I think shareholders appreciate that and make you know, make that company and the, the, the c e o more relatable. They appreciate the you know, the journey. Yeah. I think that’s important for, for people to to, to, to get out there in their, in their storytelling.

John Newtson: Yeah. It’s such a dramatic process.

There’s so much drama going on behind the scenes. There’s the, there’s the story of the company, but then there’s a story of like, kind of building the company. There’s a story of the money and how, how, what you need and what, what you’re gonna use it for and how you get it. And it’s a, and it’s a struggle often.

And, and people love to. It’s not even that they love, it’s like you naturally engage with that. It’s almost like, you know, it, it slips under the, the, the, the radar of kind of if someone’s trying to sell you on how great we are, you know, we, everyone puts their wall up. But if somebody’s sharing like a.

That emotional moment of Sure. Cause I, I had that, I, I had the, the, the, I was fortunate enough to be at the one N Y C bell ringing. And I remember this, the, the CEOs up there in, in the back, in the boardroom ahead of time, and he did exactly what you said. He was like, you know, I grew up here in New York.

Like this is a dream come true to be able to ring the bell. That’s great. And like he’s tearing up and like choking up. And it was, it was a beautiful moment. And I felt like even just being able to witness that like in person, I felt like, I was like, man, what an honor to have a fr to, to be able to see a friend live out his dream in person.

Right. Like that’s amazing. And, and, and it is, it’s this great, great story. But, and that kind of also brings up another point on marketing then. So when you talk about like marketing for a company there’s the company and then there’s the people. And so who’s the marketing and content? Like there’s the, what the company puts out, and then there’s kind of what the c e o and the founder and, and the team itself is putting out.

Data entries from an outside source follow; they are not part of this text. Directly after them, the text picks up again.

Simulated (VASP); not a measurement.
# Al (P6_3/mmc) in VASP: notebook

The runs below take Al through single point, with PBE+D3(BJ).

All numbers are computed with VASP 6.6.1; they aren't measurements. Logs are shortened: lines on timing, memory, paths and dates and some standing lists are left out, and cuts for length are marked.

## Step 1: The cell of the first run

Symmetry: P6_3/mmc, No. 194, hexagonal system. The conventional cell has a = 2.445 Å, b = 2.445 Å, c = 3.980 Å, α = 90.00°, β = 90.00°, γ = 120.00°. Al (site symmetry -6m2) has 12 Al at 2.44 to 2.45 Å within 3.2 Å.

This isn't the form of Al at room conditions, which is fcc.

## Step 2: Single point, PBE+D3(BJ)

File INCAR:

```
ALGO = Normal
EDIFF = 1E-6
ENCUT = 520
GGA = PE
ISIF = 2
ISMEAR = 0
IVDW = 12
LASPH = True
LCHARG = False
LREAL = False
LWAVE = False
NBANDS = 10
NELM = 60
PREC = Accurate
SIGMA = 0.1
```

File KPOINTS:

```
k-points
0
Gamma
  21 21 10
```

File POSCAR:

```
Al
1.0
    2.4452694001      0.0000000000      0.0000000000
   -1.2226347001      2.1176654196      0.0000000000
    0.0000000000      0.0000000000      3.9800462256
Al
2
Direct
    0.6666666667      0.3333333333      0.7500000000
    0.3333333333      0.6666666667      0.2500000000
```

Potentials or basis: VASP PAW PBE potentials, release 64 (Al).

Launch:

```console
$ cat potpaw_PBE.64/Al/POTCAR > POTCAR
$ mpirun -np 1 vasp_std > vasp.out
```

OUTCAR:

Seth Farbman: It’s a good distinction? Yeah. No, that’s, that’s actually a really good distinct distinction. I, I, I get that question asked frequently and I think that, I do think you need both. But you, in other words, there’s a mechanical distinction and then I think there’s the the perception between the two of them, the mechanical distinction is that on the, on a corporate, let’s just focus on the LinkedIn side.

On a corporate LinkedIn page. I, I feel like it’s, it’s more informative. Like you’ve gotta have a corporate profile cuz people will check it out. And if it’s not there, people will think that something’s wrong or it’s lacking. But on the corporate profile for LinkedIn, you can only attract followers.

You can’t get connections. It’s a small distinction, but it’s important because the followers that you’re gonna be attracting are generic, right? It could be, you know, John from Idaho who runs a pizza company. It could be Jane who, who runs an insurance firm. You can’t target them. Whereas on a personal profile, you’re targeting specific connections.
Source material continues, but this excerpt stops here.